1) I'm not sure that the general public's tendency to evaluate the "character" of political figures is always a useful heuristic on which to assess either shared values or especially eventual policy positions. In fact, I'm pretty sure it's practically useless. That said, there is some validity to the notion that someone who is at least slimy and suspicious in their personal lives has some slime and suspicion to their political views. It is just not nearly as useful a notion as is commonly applied.
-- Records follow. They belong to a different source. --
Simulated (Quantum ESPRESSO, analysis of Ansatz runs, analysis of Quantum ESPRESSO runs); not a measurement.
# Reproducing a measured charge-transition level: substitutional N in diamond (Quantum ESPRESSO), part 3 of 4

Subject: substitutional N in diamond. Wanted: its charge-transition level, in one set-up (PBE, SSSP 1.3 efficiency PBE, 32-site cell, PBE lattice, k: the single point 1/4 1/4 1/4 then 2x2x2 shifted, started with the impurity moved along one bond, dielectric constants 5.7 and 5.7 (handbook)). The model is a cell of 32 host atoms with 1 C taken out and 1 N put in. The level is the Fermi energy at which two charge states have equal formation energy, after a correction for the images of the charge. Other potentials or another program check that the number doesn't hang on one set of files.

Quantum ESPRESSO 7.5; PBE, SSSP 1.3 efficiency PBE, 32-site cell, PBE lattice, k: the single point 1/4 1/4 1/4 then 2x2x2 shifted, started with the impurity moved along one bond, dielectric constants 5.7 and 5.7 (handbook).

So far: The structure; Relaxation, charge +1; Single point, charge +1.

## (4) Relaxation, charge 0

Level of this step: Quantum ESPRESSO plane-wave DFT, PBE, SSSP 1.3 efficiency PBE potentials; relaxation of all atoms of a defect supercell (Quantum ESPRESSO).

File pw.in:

2) If Gingrich did ask his then wife for an open relationship, a) that's not a new news story (it appeared in an Esquire story over 2 years ago) and b) it's not particularly troubling morally and ethically by itself as some sort of salacious detail.. The troubling part is that he asked AFTER he had been carrying on an affair for several years, and after they were already married. More people approaching this question in the manner of Newt or other routine philandering types should look to either a) not get married in the first place or b) be open about the possibility and likelihood of their philandering ways with potential spouses who could then make something approaching a rational choice to either accept, moderate, control, or reject this behavior.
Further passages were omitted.